From: Minchan Kim <minchan.kim@gmail.com>
To: Wu Fengguang <fengguang.wu@intel.com>
Cc: Dave Chinner <david@fromorbit.com>,
Christoph Hellwig <hch@infradead.org>,
Mel Gorman <mgorman@suse.de>,
Johannes Weiner <jweiner@redhat.com>,
"xfs@oss.sgi.com" <xfs@oss.sgi.com>,
"linux-mm@kvack.org" <linux-mm@kvack.org>
Subject: Re: [PATCH 03/27] xfs: use write_cache_pages for writeback clustering
Date: Wed, 6 Jul 2011 15:47:02 +0900 [thread overview]
Message-ID: <CAEwNFnCjqxBGmffeDV4_U=gxz6nz6BHyocb5T=QdCP4fT2knPA@mail.gmail.com> (raw)

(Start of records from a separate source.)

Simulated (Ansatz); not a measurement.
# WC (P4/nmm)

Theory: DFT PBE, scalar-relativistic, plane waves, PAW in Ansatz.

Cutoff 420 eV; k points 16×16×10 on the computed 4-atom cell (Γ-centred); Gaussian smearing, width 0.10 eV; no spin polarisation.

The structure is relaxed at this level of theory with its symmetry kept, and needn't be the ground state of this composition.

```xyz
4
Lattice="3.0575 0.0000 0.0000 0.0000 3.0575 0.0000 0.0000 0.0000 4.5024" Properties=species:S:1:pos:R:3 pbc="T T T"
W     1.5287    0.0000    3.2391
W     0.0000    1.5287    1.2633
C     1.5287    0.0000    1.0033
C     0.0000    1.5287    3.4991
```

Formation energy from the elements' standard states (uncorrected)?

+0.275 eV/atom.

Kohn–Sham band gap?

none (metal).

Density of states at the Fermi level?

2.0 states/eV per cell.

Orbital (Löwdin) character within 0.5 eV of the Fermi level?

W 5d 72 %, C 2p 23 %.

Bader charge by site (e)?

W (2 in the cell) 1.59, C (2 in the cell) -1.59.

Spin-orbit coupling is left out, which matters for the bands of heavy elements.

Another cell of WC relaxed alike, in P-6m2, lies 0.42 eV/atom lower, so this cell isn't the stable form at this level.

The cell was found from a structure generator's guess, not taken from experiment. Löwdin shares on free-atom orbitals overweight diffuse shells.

In-Reply-To: <20110706045301.GA11604@localhost>
On Wed, Jul 6, 2011 at 1:53 PM, Wu Fengguang <fengguang.wu@intel.com> wrote:
> On Mon, Jul 04, 2011 at 11:25:34AM +0800, Dave Chinner wrote:
>> On Fri, Jul 01, 2011 at 11:41:36PM +0800, Wu Fengguang wrote:
>> > Christoph,
>> >
>> > On Fri, Jul 01, 2011 at 05:33:05PM +0800, Christoph Hellwig wrote:
>> > > Johannes, Mel, Wu,
>> > >
>> > > Dave has been stressing some XFS patches of mine that remove the XFS
>> > > internal writeback clustering in favour of using write_cache_pages.
>> > >
>> > > As part of investigating the behaviour he found out that we're still
>> > > doing lots of I/O from the end of the LRU in kswapd. Not only is that
>> > > pretty bad behaviour in general, but it also means we really can't
>> > > just remove the writeback clustering in writepage given how much
>> > > I/O is still done through that.
>> > >
>> > > Any chance we could the writeback vs kswap behaviour sorted out a bit
>> > > better finally?
>> >
>> > I once tried this approach:
>> >
>> > http://www.spinics.net/lists/linux-mm/msg09202.html
>> >
>> > It used a list structure that is not linearly scalable, however that
>> > part should be independently improvable when necessary.
>>
>> I don't think that handing random writeback to the flusher thread is
>> much better than doing random writeback directly. Yes, you added
>> some clustering, but I'm still don't think writing specific pages is
>> the best solution.
>
> I agree that the VM should avoid writing specific pages as much as
> possible. Mostly often, it's indeed OK to just skip sporadically
> encountered dirty page and reclaim the clean pages presumably not
> far away in the LRU list. So your 2-liner patch is all good if
> constraining it to low scan pressure, which will look like
>
> if (priority == DEF_PRIORITY)
> tag PG_reclaim on encountered dirty pages and
> skip writing it
>
> However the VM in general does need the ability to write specific
> pages, such as when reclaiming from specific zone/memcg. So I'll still
> propose to do bdi_start_inode_writeback().
>
> Below is the patch rebased to linux-next. It's good enough for testing
> purpose, and I guess even with the ->nr_pages work issue, it's
> complete enough to get roughly the same performance as your 2-liner
> patch.
>
>> > The real problem was, it seem to not very effective in my test runs.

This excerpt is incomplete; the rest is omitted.